Harper, on the other hand, comes from a more buttoned-up, traditional upbringing. Their dad Richard (Kid Cudi), is a Trump-supporting lieutenant colonel, and their mom, Jennifer (Faith Alabi), embodies the role of a traditional housewife. The stark contrast between the two principal families is highlighted many times over during the course of the series, making for an uncomfortable Romeo x Juliet relationship between Fraser and Harper.

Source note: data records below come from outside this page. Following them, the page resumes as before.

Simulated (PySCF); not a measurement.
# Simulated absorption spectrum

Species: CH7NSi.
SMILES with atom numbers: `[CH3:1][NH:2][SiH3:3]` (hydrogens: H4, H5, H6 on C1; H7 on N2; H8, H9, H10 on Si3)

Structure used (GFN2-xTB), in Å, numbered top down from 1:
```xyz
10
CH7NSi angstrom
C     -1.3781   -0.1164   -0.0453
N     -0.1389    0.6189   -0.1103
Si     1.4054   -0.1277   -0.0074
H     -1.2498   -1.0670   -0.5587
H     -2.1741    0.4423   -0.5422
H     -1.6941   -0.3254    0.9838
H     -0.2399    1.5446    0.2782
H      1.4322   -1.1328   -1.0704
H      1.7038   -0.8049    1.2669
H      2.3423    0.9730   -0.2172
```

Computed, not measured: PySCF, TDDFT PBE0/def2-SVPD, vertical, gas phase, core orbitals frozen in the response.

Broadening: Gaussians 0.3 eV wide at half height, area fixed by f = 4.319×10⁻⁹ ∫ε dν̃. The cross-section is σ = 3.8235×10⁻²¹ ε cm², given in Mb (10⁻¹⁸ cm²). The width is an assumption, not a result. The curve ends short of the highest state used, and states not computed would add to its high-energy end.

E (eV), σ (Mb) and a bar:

There is more to Jennifer than what's on the surface, though, culminating in a brief affair between her and Colonel Wilson’s wife, Maggie (Alice Braga) – the only fast-feelings relationship in the show that I’d argue is not really earned. Jennifer becoming liberated by interacting with more open-minded people makes sense, but her being in denial of her bisexuality doesn't end up meaning much for her character in the long run. She is fiercely loyal to her family, so the swiftness with which they fall into their sexual liaison is not only jarring but disingenuous.


At home, Harper’s tomboyish qualities are embraced by their father when it comes to helping out with the boat and practicing at the shooting range but rejected when it comes to cutting their hair and dressing like a man. Richard makes a remark to his wife at one point, something along the lines that “[Harper] doesn’t know what it’s like out there for people like us,” referencing, likely, their blackness and the stigma of gender non-conformity within minority communities. His fear holds Harper back from being more at ease with themself.

Throughout the eight episodes, Fraser and Harper develop an intense and profound relationship based on a mutual identity crisis. Fraser believes, from the get-go, that there is more to them than meets the eye. Maybe it’s a little weird that his knee-jerk reaction to observing them reading prose is to take a photo (with the sound on), but once he clarifies and validates his intrigue, the two become fast friends.


A common thread I picked up on in the series was the community's acute adoration of Harper, despite them not having that many distinct interests or passions. Thoroughly detached, their character is the object of many others’ projections. Three people declare their love for Harper over the course of a single solitary season, all without much mutual desire or encouragement. Harper truly doesn’t know what they want for themself, and that remains true even after the credits roll on the final episode.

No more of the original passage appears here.